Binding Agent

Today’s Reading:  1 Corinthians 13

Our scripture for today is 1 Corinthians 13 where the apostle Paul is writing to the Corinthian church about love.  If you’ve been to very many weddings in your life, you are very familiar with this passage.  May I share with you a few new perspectives I gained this week through my study?

 

Love is a binding agent – (1 Corinthians 13:1-3)

About two years ago, B.J. came home from work one day and unexpectedly found dinner waiting for him on the table.  He gave me a puzzled look and said, “Who are you and what have you done with my wife”?

 

After 22 years of marriage, I had decided to start cooking.  It’s not that I was completely incapable before, but I never really wanted to spend my time on meal planning/preparation.  It was also common for me to substitute for ingredients that I didn’t have on hand, so very few things I fixed ever tasted like they were supposed to.  (And we usually spent our dinnertime trying to figure out what I’d messed up and/or why it didn’t work).  Turkey sandwiches, salads and cereal had to be my go-to meals because you can’t really mess those things up!

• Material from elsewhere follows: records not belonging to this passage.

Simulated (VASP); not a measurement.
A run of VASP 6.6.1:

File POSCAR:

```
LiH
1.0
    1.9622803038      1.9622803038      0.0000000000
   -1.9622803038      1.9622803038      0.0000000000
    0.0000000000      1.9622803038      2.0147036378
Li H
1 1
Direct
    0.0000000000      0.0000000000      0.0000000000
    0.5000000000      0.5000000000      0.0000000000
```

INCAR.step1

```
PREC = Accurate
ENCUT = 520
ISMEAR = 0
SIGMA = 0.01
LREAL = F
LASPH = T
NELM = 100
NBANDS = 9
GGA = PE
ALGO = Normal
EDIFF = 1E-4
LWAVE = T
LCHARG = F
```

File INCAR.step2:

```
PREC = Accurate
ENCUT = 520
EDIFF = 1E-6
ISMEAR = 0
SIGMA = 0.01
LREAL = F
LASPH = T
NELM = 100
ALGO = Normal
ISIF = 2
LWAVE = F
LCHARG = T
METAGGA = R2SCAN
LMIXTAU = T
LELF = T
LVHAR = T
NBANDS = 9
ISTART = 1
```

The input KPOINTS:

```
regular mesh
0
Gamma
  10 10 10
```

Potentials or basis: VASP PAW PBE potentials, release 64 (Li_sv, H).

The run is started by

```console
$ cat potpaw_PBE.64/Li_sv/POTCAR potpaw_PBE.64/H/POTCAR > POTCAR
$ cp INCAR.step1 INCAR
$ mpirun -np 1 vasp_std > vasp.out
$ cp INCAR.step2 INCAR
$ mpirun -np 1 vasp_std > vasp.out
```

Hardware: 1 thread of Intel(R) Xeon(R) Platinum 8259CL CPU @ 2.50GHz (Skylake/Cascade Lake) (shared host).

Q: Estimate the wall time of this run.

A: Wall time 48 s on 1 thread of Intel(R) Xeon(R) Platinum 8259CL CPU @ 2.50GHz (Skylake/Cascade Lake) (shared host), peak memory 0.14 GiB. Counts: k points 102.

One of the things I’ve learned on my cooking journey is the need for a binding agent.  Have you ever forgotten the eggs in a batch of cookies?  They turn into a runny mess.  You must have something to hold all the ingredients together.  While you can’t really taste the binder, the recipe simply doesn’t work without it.

Take a look at the first three verses of 1 Corinthians 13, do you notice that before he “defines” love Paul describes it as a binding agent?  Spiritual gifts and good works are useless without love.  It holds everything together, nothing works without it.

Love is selfless – (1 Corinthians 13:4-6)

True love is completely selfless.  It is directed at others, not ourselves, all the time.  This is hard to wrap our brains around because true love is so rare in our society.  Because of sin, humans are inherently selfish beings.  In fact, it is impossible for us to be completely selfless and truly love others without God’s help to put others ahead of ourselves.

Love is 100% effective – (1 Corinthians 13:7-8)

In my job, I regularly provide my staff feedback on their written and verbal communication because effective communications are most often how we gain buy-in from our leaders and business partners.  What we say has to be said/written in a way our audience can easily understand and it has to be completely accurate.  One of my guiding principles is to avoid using the words ever, never, any and always.  Why?  Because very few things in business are 100%, there is almost always an exception to the rule.  (Do you remember I’ve spent a lot of my professional career in Audit?).

Do you notice how Paul describes love in verses 7 and 8?  The New International Version translates it as always, always, always, always and never.  When it comes to genuine love, my guiding principle isn’t correct.  One-hundred percent of the time, true love protects, trust, hopes and perseveres.  It never fails.

Love is the greatest of all human qualities – (1 Corinthians 13:13)

In verse 13, Paul says three things will endure – faith, hope, and love.  He then says love is the greatest of the three.  Why?  Back to the concept of a binding agent, without love nothing else holds together.  My Life Application Study Bible describes it this way – Faith is the foundation and content of God’s message; hope is the attitude and focus; love is the action.

Think about this – you can know everything there is to know about what it takes to run a marathon.  You can have all the right equipment, have followed a training plan perfectly, and have perfect conditions (which look like a completely flat course, cool temperatures and no wind in my mind).  BUT, if you don’t take action and actually show up and run the race, it is all for nothing.  The same is true with love.  We can know everything there is to know about God’s word and have perfect conditions to follow it, but until we put it into action and start loving others, it is all for nothing.

Love is a game changer.  1 John tells us God is love.  Not God has love or God loves, but God IS love.  It is his very nature.  People should be able to tell we are Christfollowers because they see us genuinely loving others.

Dear friends, let us love one another, for love comes from God. Everyone who loves has been born of God and knows God. Whoever does not love does not know God, because God is love Dear friends, since God so loved us, we also ought to love one another. No one has ever seen God; but if we love one another, God lives in us and his love is made complete in us (1 John 4:7, 11-12).